Another year another Blog

Visible to anyone in the world

All change,  I now am a grandparent, more of which later.  For now it is the studies.  Onward and upward.  Finished A222 Philosophy and now starting A333 Philosophy.  When I finished my exam in June I looked forward to no studying for a while.  Two weeks later I was picking up my A222 books and revising ready for A333.  The thing is that I am very interested in politics and have been for as many years as I can remember.  This whole BREXIT fiasco has been driving me nuts and some of the stuff we talked about during A222 seemed to resonate with me and helps explain (For me at least) the state of chaos the country is in at the moment. 

I find the discipline of study very difficult.  I have always been self-taught (Kicked out of school at 15 with no qualifications.) and could work at my own pace and whichever direction I fancied.  I also find the on-line forums frustrating as people go off subject and I have to scroll through loads of stuff before I get to the stuff that is important to me.  I suppose that is just unsociable but hey, I am 70 next birthday so I can have my own little foibles.  I have been asked so many times why I study at all. Plato had the answer:  'The unexamined life is not worth living.'  Well, I am examining life.  Philosophy does not supply answers but makes far more intelligent questions. 
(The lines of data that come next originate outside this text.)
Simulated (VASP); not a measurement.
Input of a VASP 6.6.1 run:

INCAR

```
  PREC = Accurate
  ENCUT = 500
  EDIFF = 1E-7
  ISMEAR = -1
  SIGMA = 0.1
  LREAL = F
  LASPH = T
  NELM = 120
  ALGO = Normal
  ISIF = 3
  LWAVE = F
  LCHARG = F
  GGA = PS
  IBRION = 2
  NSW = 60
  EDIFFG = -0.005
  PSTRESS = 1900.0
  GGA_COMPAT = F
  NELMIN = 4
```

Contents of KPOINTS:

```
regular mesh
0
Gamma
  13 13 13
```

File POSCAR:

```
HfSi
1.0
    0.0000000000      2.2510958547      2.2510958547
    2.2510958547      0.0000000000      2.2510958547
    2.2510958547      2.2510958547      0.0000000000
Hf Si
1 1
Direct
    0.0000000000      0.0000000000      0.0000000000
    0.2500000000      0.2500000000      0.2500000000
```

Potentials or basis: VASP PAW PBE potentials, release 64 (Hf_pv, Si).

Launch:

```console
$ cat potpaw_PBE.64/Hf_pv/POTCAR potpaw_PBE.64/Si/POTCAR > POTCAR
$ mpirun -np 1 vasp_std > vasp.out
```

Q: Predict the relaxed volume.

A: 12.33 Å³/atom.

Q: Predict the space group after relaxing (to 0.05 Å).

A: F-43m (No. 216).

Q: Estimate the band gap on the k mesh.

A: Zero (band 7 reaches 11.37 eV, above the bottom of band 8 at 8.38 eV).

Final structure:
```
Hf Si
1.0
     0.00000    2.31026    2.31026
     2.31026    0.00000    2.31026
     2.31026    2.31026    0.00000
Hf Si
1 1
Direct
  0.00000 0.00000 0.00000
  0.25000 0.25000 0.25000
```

I keep getting stuff from the OU on careers.  This has made me think a great deal about what I want to do with my degree if I ever get it.  Go on to a Masters?  Write the books that are spinning around in my head? or just relax and enjoy doing nothing? .........How can anyone enjoy doing nothing?  Well, I mean for a long period of time?  So it might be both of the first two I suppose.  Then again I might use my new knowledge of the universe and be more active on the political scene.  I could hardly do any worse than our Leadership at the moment.  

I have a Grandson.  An adopted boy at 3 1/2 years now 5,  who has experienced more hardship in his young life than most of us experience in a lifetime.  He is strong, funny, very loving and full of energy.  I love him so much.  He has done more for me than I have for him.  We are the best of friends and often go on 'ventures' together.  We both have the same caps which we have to wear when going on a 'venture.' I have swung, slid, crawled, climbed, ran and fallen, got muddy, soaked and tested to the point of exhaustion and loved every minute on our 'ventures.'  His experiences have given him a few problems we are working on, but it has also given him very heightened senses.  He has a level of awareness years ahead of his age and, like all kids, questions everything.  'Why Grampa?' We encourage him to use his senses to their maximum and never stop asking why.  It wears me down some times but I am never too embarrassed to say 'I don't know.'  (Which is more often than I like to admit.)  I would just love it if he could see me collect my degree.  That would be the proudest moment of my life.